USA

September 21, 2006

Federal Reserve policymakers were expected to hold interest rates steady during their meeting Wednesday, while renewing inflation warnings and delivering an assessment of cooler economic growth. Fed Chairman Ben Bernanke held the federal funds rate at 5.25 percent during the Aug. 8 meeting after a two-year string of 17 straight rate increases.

During the leak investigation that's forcing the chairwoman of Hewlett-Packard Co. to step aside, the company explored the feasibility of planting spies in the offices of two news organizations, The New York Times reported Wednesday. Senior HP management was briefed on the possibility that investigators could pose as clerical or custodial employees in the San Francisco offices of CNET Networks Inc. and The Wall Street Journal. It was unclear whether the plan was carried out.

The dimming outlook for significant US troop cuts in Iraq means the Pentagon may soon face a difficult and politically sensitive decision: either make more frequent call-ups of some National Guard and Reserve troops or further expand the size of the active-duty Army, defense officials say. Already, soldiers are not getting the desired minimum of two years at home between combat deployments.

Sens. Frank Lautenberg and Robert Menendez, both New Jersey Democrats, wrote to the federal Nuclear Regulatory Commission on Tuesday to ask for a public meeting on its plan to create the state's first radioactive waste dump. Shieldalloy Metallurgical Corp. wants to bury more than 50,000 tons of radioactive slag and dust before closing its Newfield, N.J., factory and moving to Brazil. The company says a full cleanup would cost about $58 million – where-as burying the slag, fencing it off, and monitoring for 1,000 years would cost about $5 million.

Shuttle astronauts spotted three pieces of debris floating in space outside Atlantis early Wednesday, a day after the discovery of two other mysterious objects forced a postponement of the landing. The crew has found no damage on the shuttle.
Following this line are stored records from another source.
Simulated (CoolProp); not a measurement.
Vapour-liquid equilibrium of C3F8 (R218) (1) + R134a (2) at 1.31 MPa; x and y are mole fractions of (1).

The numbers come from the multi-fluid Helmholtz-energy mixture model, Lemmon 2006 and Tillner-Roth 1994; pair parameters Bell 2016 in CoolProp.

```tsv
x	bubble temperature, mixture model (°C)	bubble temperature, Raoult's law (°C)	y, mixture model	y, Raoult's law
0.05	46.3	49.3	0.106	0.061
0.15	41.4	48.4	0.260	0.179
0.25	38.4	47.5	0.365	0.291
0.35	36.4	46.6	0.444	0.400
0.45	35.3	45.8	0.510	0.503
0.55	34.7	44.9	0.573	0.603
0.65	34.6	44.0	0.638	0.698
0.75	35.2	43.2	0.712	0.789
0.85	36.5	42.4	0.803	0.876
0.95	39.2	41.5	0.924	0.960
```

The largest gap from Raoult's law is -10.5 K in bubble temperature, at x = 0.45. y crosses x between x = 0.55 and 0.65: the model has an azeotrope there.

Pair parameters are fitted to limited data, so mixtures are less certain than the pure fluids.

The Standard & Poor's 500 stock index soared to a five-year high Wednesday. The S&P rose to 1327.55, the index's highest level since 2001.

Boeing Co. is expected to win an $80 million contract from the Department of Homeland Security Wednesday to provide new high-tech ways to catch illegal immigrants trying to enter the US along the Mexican border. Boeing's proposal focused on a network of 1,800 high-tech towers, equipped with cameras and motion detectors, that could feed live information to border patrol agents.